Chilcot Report Delay Is Unacceptable

The failure to stand up to political pressure from the US has been catastrophic. But my fear is that unless the Chilcot report is published, quickly, we will not alter our foreign policy accordingly. Old habits die hard: David Cameron still attaches enormous importance to the style of his reception in the White House, while Ed Miliband worked extremely hard to gain the approval of the US President last summer... We owe our armed forces more than this. We owe their families an explanation. And we owe our country the right to hold their leaders to account: we must sort the delays and publish Chilcot before the election.

The publication of the Chilcot report is crucial and the delays are unacceptable - we cannot afford to continue walking in the dark.

The underlying issue which we need to understand and question is the alignment of British foreign policy with American priorities. Has Blair and Thatcher's determination to maintain "the special relationship" benefitted our country? Should we continue in this vein? The Chilcot report, when it is eventually published, must force us to learn lessons for the years ahead: at the moment we are in limbo. In a year when the country will decide who rules for the next five, this is unacceptable.

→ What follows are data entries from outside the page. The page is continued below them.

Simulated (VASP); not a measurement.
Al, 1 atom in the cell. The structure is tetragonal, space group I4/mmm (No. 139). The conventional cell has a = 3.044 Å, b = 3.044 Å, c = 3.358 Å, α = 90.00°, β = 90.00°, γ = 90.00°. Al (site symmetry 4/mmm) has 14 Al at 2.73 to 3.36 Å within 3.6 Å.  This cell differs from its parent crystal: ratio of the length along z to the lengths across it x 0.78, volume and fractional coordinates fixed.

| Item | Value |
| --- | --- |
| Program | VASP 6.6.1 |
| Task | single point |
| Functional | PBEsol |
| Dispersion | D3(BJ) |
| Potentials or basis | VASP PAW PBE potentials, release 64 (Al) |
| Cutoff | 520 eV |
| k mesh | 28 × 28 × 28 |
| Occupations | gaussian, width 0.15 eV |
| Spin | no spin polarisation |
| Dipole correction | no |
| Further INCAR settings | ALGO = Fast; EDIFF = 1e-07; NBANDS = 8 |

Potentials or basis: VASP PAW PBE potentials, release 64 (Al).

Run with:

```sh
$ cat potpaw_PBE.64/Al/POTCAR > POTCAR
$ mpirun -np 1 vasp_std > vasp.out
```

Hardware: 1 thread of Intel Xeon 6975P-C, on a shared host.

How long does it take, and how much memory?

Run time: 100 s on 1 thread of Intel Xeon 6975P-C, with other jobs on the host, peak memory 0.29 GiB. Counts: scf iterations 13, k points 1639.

Tony Blair's determination to stay close to George Bush tested the special relationship almost to destruction. The US response to 9/11 was highjacked by neo-conservatives. Instead of helping Afghanistan fight back against the Taliban, we were diverted into an invasion of Iraq, a country that had nothing to do with 9/11. American assurances that Iraqis would welcome Western intervention were as faulty as their intelligence on chemical and nuclear weapons. At immense cost to our budget and armed forces, the UK focussed on a lengthy and unsuccessful campaign in Iraq, only to shift back to a deteriorating Afghanistan in 2006. So two wars were fought with resources stretched to "breaking point" and the barest hint of any forward planning.

The failure to stand up to political pressure from the US has been catastrophic. But my fear is that unless the Chilcot report is published, quickly, we will not alter our foreign policy accordingly. Old habits die hard: David Cameron still attaches enormous importance to the style of his reception in the White House, while Ed Miliband worked extremely hard to gain the approval of the US President last summer. Both Conservative and Labour leaders have historically assumed that British foreign policy depends more than anything else on Washington's approval, whichever party and president is in power.

Of course I am not saying that our relationship with America isn't important. But it must not come at the expense of our integrity, our relationships with Europe and our own interests. US foreign policy priorities unavoidably now differ from those of Britain and America's other European allies. China and the Pacific matter much more to Washington - the Mediterranean, North and West Africa much less. Voting patterns in the UN reflect the differences. France votes the same way as the UK far more often than the USA. With the Republicans now in control of both Houses of Congress, the divergence between European and American approaches will widen, most of all towards the complicated problems of the Middle East.

For Margaret Thatcher, our closeness to Washington enabled us to stand apart from the European continent. For Tony Blair, the image of Britain as a transatlantic 'bridge' served a similar aim; he moved away from partnership with France and Germany, towards the USA. But Britain is a European country. We share interests with our neighbours across the Channel, and with them face shared threats. Over the past five years, political and military cooperation between Britain and France has grown, though largely unreported to Parliament or the press, as well as with the Netherlands and the Nordic countries. The Eurosceptic insistence that Britain can stand tall in the world without close cooperation with our European neighbours depends upon belief that Washington still sees the British Prime Minister as 'special' - and special enough to shore us up against the threats.

So in 2002-03, Tony Blair subordinated British interests to American. He did so because he believed that Britain's standing in the world depended above all on our standing in Washington. Jack Straw denounced the French government for failing to support London in the run-up to the invasion of Iraq, using arguments that were flimsy at best. And so we followed the US into Baghdad, without any influence over how they designed the occupation regime, behind a US military team that barely understood the distinction between Sunnis and Shias and attempted to impose their own preconceptions on that complicated and fragile country.

We owe our armed forces more than this. We owe their families an explanation. And we owe our country the right to hold their leaders to account: we must sort the delays and publish Chilcot before the election.